It’s more than an hour before dawn. To the east, Venus shines more brightly than I’ve ever seen it, morning or evening. It’s so bright that I’m not sure at first what it is.
Late in the afternoon in the canyon beyond town, and there isn’t a soul in sight or a man-made sound within earshot. The roar of the swollen stream dominates the aural environment, though the creek is tens of meters below.
Solitude in such a place is a tremendous gift, although it is a gift that one has to give oneself; no one is going to give it to you. That isn’t selfish, and it has nothing to do with the care and feeding of the self. In complete solitude and stillness, one is all of humanity.

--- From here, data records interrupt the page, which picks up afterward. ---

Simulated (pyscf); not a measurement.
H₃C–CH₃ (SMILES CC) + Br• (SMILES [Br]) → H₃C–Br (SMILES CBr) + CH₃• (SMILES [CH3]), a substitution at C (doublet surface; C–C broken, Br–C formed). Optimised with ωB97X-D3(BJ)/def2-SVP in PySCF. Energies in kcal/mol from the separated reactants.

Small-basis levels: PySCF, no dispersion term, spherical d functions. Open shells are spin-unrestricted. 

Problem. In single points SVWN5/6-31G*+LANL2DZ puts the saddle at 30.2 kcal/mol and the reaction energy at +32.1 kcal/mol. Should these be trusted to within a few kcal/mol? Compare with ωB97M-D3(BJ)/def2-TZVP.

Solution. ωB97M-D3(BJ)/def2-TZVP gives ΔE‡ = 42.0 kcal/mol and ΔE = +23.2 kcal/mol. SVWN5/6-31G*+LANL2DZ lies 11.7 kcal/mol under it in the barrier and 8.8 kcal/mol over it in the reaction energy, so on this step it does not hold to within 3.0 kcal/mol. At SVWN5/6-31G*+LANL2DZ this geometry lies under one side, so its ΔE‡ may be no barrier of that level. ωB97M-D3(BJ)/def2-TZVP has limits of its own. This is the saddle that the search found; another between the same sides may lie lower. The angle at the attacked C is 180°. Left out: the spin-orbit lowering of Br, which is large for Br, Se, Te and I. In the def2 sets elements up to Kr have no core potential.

Even writers for that beacon of enlightenment, the New York Times, now say, with unintended understatement, “constant activity isn’t an enjoyable or productive way to live.”
Their remedy? Take a “Shultz hour,” as in George Shultz, Ronald Reagan’s Secretary of State. He had his secretary hold his calls for one hour a week, so he could have some solitude and “carve out one hour each week for quiet reflection.”
One hour a week! If you’re over 18, not taking a half-hour a day to be alone, process things, and observe oneself to the end of the observer, the chances you’re a zombie in this dead culture are over 95%.
Perhaps the dead can come back to life, but this is written for the living, and those who really want to come back to life.
Everything seems predicated on choice—consumer choice and personal choice, which are really the same thing. Market indoctrination permeates the culture and our lives, leaving us feeling utterly empty, controlled, and little more than cattle herded on and off packed airplanes going nowhere.
There are choices obviously, small and large, which determine the course of our lives. But the entity that chooses is always conditioned by experience, culture, upbringing, and other pre-existing factors. In other words, the past.
To observe without choice or evaluation is to observe without the prejudice of the past. Doing so awakens intelligence.
Contrary to Western philosophical dogma, the human being has the capacity to perceive directly, and live according to insight rather than interpretation and conditioning.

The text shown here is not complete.